When asked whether it’s OK to lie to one’s partner most of us would probably instinctively and emphatically say absolutely not, reasoning that honesty is not only an important part of a healthy relationship, but arguably one of the most important parts of a healthy relationship. But take a step back and think for a moment, and you’re probably also apt to recall instances when there just was no “up” side to telling the truth. Girls, how often have you needed to be less than honest with your man? Let’s look at 10 reasons why women lie to their men:
- Perhaps the biggest reason a woman will lie to her boyfriend is to spare his feelings. If she is convinced that the guy simply can’t handle the truth, a girl is likely to hold back or embellish something for the sake of his fragile ego.
- Withholding information about her past isn’t necessarily bad, or even deceitful. If it’s something that is only pertinent to the past and has no bearing on your future or your current relationship, then there’s no need to bring it up now. Leave it in the past where it belongs.

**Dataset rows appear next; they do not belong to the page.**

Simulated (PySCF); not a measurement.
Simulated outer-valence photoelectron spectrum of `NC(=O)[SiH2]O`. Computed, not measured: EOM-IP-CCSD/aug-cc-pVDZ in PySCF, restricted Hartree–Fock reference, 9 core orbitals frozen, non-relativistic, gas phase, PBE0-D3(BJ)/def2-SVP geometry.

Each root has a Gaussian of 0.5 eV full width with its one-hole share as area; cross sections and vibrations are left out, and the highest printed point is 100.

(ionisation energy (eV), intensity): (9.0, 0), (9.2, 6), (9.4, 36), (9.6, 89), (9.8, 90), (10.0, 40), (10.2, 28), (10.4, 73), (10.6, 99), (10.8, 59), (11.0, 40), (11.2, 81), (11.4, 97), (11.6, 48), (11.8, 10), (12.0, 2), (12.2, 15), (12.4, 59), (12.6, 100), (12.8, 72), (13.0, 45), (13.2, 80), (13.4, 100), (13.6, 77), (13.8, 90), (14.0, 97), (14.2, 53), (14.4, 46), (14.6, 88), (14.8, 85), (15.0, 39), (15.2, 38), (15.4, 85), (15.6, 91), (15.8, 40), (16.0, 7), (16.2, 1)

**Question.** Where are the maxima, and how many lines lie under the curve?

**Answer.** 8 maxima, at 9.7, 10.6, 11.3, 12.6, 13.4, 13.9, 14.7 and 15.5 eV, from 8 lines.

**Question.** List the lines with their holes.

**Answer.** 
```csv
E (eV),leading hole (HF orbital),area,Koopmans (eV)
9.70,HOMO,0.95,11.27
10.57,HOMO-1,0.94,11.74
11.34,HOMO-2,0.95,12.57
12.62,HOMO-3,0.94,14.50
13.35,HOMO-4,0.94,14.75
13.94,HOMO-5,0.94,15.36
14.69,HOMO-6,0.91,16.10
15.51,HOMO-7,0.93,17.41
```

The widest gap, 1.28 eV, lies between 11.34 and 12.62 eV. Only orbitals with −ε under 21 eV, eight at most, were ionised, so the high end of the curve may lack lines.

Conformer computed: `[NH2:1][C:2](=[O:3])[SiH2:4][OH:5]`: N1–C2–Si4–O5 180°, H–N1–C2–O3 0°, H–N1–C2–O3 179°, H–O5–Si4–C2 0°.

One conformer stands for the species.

- A woman may not tell her boyfriend something that she thinks would cause him to worry, such as her travel habits. Some guys, for instance, can’t deal with a girl who is independent and has no problem venturing out on her own now and then. So she might want to keep the fact that she does her grocery shopping after midnight to herself, so as not to alarm her protective boyfriend.
- Trust is a two-way street, and not something that is easy to come by. While we may think of lying as a violation of that trust, it’s also true that we need to fully be able to trust someone before we can share sensitive information openly with them. Fibbing may just be a function of holding back something until she feels comfortable enough to share it.
- Regarding trust, it’s also possible that a woman will want to test a man by telling him a lie. It may be done to see if he can keep a secret, or it could be to gauge his level of tolerance or open-mindedness. Whatever the reason, a fib may be the litmus test she uses to sample a man’s emotional or psychological makeup, and not done simply to deceive him.
- A woman will sometimes respond in a situation that ‘it’s OK’, or ‘I’m fine’ when in fact neither is the case. These responses usually come when she simply isn’t convinced that she can engage her man in a prolonged meaningful discussion about what’s really on her mind, or isn’t quite ready to discuss the situation with him and is looking for a way to brush it off.
- Because women communicate differently than their male counterparts they often times use body language and nuance to augment their words and sometimes may say something verbally that they don’t really mean whole-heartedly. This is usually done with the (often mistaken) expectation that the man can discern the difference.
- As with men, women may lie about what they really want because they actually don’t know the true answer to that question themselves. Fear may be the motivating factor behind making up a response, whether it’s the fear of rejection, ridicule for not knowing, or simply for being indecisive.
- If the subject being discussed is one that has come up in a past relationship, and she gave honest opinion then that was poorly received, then she may be reticent to being so forthcoming and open about the subject this time around. Again, this one boils down to her needing to trust her man and not yet being comfortable enough to do so.
- For some women lying is a way to bridge the gap between reality and the ideal they want for their lives. In their minds, it’s a mechanism for keeping that ideal alive because in the end, the only bad lie is one that hurts her relationships.